Hacking on Clang is surprisingly easy

栏目: IT技术 · 发布时间: 4年前

内容简介：Date: 2020-01-27Git:I happen to think that the current lambda syntax for C++ is kind of verbose. I'm not the only one to have thought that, and there has already been a paper discussing a possible abbreviated lambda syntax (though it

Date: 2020-01-27

Git: https://gitlab.com/mort96/blog/blob/published/content/00000-home/00012-clang-compiler-hacking.md

I happen to think that the current lambda syntax for C++ is kind of verbose. I'm not the only one to have thought that, and there has already been a paper discussing a possible abbreviated lambda syntax (though it was rejected ).

In this blog post, I will detail my attempt to implement a sort of simplest possible version of an abbreviated lambda syntax. Basically, this:

[](auto &&a, auto &&b) => a.id() < b.id();

should mean precisely :

[](auto &&a, auto &&b) { return a.id() < b.id(); };

I will leave a discussion about whether that change is worth it or not to the end. Most of this article will just assume that we want that new syntax, and discuss how to actually implement it in Clang.

If you want to read more discussion on the topic, I wrote a somewhat controversial post on Reddit discussing why I think it might be a good idea.

Here's the implementation I will go through in this post: https://github.com/mortie/llvm/commit/e4726dc9d9d966978714fc3d85c6e9c335a38ab8 - 28 additions, including comments and whitespace, across 3 files.

Getting the Clang code

This wasn't my first time compiling Clang, but it was my first time downloading the source code with the intent to change it.

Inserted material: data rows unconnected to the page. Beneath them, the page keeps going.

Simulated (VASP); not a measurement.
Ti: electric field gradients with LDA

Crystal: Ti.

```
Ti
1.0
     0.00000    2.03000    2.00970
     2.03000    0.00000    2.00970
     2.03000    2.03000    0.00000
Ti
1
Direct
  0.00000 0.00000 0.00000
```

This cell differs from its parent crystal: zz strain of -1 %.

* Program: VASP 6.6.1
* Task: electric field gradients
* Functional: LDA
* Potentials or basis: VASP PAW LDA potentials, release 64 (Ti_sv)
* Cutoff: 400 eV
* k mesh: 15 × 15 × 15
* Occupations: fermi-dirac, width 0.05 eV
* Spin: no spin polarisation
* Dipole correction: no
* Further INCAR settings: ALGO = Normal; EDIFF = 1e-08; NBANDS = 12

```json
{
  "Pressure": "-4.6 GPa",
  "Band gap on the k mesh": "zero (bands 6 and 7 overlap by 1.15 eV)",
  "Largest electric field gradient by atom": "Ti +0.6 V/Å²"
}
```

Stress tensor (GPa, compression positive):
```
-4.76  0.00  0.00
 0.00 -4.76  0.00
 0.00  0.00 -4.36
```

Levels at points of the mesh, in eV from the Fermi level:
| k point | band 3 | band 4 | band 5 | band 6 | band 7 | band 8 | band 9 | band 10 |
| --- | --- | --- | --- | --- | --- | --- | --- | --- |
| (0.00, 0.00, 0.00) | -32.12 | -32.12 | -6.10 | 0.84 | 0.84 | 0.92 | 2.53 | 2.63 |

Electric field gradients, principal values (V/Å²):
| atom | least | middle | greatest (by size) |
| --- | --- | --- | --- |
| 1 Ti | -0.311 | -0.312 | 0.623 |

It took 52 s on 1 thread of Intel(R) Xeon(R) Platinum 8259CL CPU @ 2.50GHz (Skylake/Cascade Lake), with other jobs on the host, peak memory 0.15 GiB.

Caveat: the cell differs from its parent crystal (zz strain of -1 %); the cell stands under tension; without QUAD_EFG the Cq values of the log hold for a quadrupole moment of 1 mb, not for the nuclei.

LLVM has a nice page which details getting and building Clang , but the tl;dr is:

git clone https://github.com/llvm/llvm-project.git
cd llvm-project && mkdir build && cd build
cmake -DCMAKE_INSTALL_PREFIX=`pwd`/inst -DLLVM_ENABLE_PROJECTS=clang -DCMAKE_BUILD_TYPE=Release ../llvm
make -j 8
make install

A few points to note:

The build will take a long time. Clang is big.
I prefer -DCMAKE_BUILD_TYPE=Release because it's way faster to build. Linking Clang with debug symbols and everything takes ages and will OOM your machine.
This will install your built clang to inst (short for "install"). The clang binary itself will be in inst/bin/clang .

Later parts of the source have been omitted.